The Cogs of Justice





The Cogs of Justice
-Alex Farr

 

    So I got a ticket from the highway patrol, on the city streets. Rumor has always had it that local cops had no jurisdiction on the state highways, and that the state police had no jurisdiction on the city streets. I guess the state changed its mind, and decided they wanted to tap some of the fine revenue possibilites of city traffic. As if there aren't enough people speeding or driving recklessly on the highways.

    So, first thing, I mentioned the no proof of registration or insurance to the cab office. The girl in the office in the evening did have the key to the paperwork vault, and she was even willing to fetch the paperwork for me. It was very sweet of her, in a sort of doing-her-job kind of way... which is actually painfully uncommon at the cab office where I work. most anyone else at the place would've required a "tip" (bribe) to actually do their work.

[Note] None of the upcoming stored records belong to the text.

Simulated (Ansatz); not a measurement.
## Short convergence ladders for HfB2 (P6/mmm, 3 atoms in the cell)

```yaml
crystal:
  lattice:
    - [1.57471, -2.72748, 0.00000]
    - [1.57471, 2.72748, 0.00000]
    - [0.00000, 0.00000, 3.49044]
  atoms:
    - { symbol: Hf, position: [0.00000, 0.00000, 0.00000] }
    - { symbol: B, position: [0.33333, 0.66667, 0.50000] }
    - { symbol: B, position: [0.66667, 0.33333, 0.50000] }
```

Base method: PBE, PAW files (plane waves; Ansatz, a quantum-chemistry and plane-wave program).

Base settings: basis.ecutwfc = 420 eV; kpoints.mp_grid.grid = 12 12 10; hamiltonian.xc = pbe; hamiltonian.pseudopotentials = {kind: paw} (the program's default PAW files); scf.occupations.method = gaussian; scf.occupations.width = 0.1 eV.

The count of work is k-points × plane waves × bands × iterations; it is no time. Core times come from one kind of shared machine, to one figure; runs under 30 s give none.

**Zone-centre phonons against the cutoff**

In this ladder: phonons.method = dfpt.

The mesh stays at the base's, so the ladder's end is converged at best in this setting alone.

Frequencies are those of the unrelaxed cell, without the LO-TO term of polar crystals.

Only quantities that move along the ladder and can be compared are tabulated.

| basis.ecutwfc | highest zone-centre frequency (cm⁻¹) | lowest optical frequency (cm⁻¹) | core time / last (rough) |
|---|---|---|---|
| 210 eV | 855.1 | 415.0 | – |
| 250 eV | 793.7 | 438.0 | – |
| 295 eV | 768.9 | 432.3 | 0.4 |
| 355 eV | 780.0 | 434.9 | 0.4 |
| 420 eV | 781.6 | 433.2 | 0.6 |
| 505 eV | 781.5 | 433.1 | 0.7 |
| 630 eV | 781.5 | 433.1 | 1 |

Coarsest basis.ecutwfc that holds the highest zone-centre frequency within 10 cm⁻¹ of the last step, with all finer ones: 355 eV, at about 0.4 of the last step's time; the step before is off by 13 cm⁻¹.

    Unfortunately, when I looked at the paperwork, I noticed that the proof of registration didn't actually begin for another 2 weeks.

    "Uhh, Pinky... the ticket's for the 14th, the registration doesn't begin until the 30th." I told her. Then I handed it through the gap in the bulletproof plastic so she could double check it.

    After a moment to think it over, she just shrugged. "That's all we have."

    I just nodded. What could I do. "Well then, I'm gonna tell the judge that, and that it isn't my car... and let him do as he will. Hopefully the state'll impound it..." I told her, chuckling. She giggled a little herself, hell... it wasn't her car either.

    So I made copies of the paperwork, such as it was... and just went on with my life. It took about a week for me to get my courtesy notice in the mail. It listed the violation as having occurred on W/B Telegraph@31st St.

    ?

    I laughed out loud... since Telegraph runs North to South. I double checked my little yellow ticket, and found that it said the violation had occurred on N/B Telegraph@31st St.   I laughed some more... since it'd actually occurred at S/B Telegraph@30th St. Suddenly, I felt like I couldn't lose. I had a signed statement from my fare at the time, stating that I'd made a left from the left turn lane, which would make it a legal turn. I had my waybill showing that I wouldn't be travelling N/B, but S/B... which, adding to the W/B nonsense would be more than enough to start the officer looking confused, and once combined with the signed statement, would make any reasonable judge have to dismiss the whole thing.

 

   Of course, reasonable is not a term often used to describe traffic court judges. So I got an extension, to give me time to take photos too, which I could use to illustrate my points, and hopefully enhance the confusion of Mr. Service and Protection, and to factor in my innate laziness when it comes to wasting my time with stupid shit that I shouldn't have to deal with anyway.

    Eventually though, my court date came around. I showed up at 7:15 to wait in line for the 8:00 walk-in trial registration. I was something like 8th in the line, but once arraignment finally rolled around, at 10:00, I waited, and I waited, and I waited... I was smething like 6th from the last. Which would make me about 43rd on the docket for the day.

    By the time I was finally up in front of the judge I was numb with the stupidity around me. I was stupid myself by that point. So I pleaded Not Guilty to the illegal turn charge, and presented the paperwork the cab company had provided me with. Needless to say, the judge was not impressed by the incorrect date on the registration paperwork... though he was willing to dismiss the proof of insurance charge.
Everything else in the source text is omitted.